Hartford (HIG) jumps as post-earnings price-target hikes revive upside case
Hartford (HIG) shares are higher as investors re-rate the stock after fresh post-earnings analyst actions, including Mizuho lifting its price target to $159 on April 28, 2026. The move follows Hartford’s Q1 2026 results posted April 23, including $866 million in core earnings and $450 million of share repurchases in the quarter.
1) What’s moving the stock
The Hartford’s stock is rising today as the market leans into a post-earnings “valuation reset” narrative reinforced by fresh analyst activity. The most recent notable action is Mizuho raising its price target to $159 from $158 and reiterating an Outperform rating on April 28, 2026, framing the change as a valuation roll-forward while updating earnings estimates after the quarter. (in.investing.com)
2) The fundamental backdrop: Q1 results and capital return
Hartford reported first-quarter 2026 results on April 23, 2026, posting net income available to common stockholders of $851 million ($3.04 per diluted share) and core earnings of $866 million ($3.09 per diluted share). The company also highlighted that it returned $617 million to stockholders in the quarter, including $450 million in share repurchases and $167 million in common dividends—supporting the idea that capital return can cushion the stock when underwriting results are stable. (s203.q4cdn.com)

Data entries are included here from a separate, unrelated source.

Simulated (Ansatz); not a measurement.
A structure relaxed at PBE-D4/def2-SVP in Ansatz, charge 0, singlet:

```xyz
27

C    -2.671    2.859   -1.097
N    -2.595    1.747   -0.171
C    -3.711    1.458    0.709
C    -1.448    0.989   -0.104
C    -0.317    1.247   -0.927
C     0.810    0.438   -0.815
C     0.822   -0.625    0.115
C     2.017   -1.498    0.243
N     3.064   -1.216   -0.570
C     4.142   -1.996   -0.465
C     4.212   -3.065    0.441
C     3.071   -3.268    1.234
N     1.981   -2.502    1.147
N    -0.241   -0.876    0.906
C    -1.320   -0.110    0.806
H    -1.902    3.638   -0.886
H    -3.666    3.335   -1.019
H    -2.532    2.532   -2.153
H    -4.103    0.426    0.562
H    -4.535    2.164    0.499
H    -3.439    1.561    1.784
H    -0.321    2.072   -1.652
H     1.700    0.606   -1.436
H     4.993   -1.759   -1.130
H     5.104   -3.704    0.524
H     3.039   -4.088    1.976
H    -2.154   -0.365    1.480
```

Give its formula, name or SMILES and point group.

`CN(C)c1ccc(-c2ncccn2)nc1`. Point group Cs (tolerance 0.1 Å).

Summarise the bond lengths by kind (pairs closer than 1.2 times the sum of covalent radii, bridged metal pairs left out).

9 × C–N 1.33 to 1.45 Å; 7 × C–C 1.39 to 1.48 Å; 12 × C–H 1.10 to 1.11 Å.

3) Why the tape likes it now
Even with a reported earnings miss versus consensus estimates cited by Mizuho (EPS $3.09 vs. $3.39 forecast), the stock’s reaction is being driven by investors focusing on durability of core earnings and the path to higher forward-year earnings power. Mizuho’s update also maintained above-consensus longer-dated expectations (notably for fiscal 2027 and 2028 in its framework), which can encourage buyers to look through near-term noise and re-anchor on normalized profitability and underwriting discipline. (in.investing.com)
4) What to watch next
Near-term, attention is likely to stay on (1) any additional target changes and rating actions following Q1, (2) whether catastrophe losses remain contained as the year progresses, and (3) the pace of repurchases relative to underwriting and investment income trends. With HIG now trading around the mid-$130s, incremental changes in forward EPS assumptions and combined ratio expectations can translate quickly into price-target math, making the stock sensitive to both macro rate moves and loss-cost updates.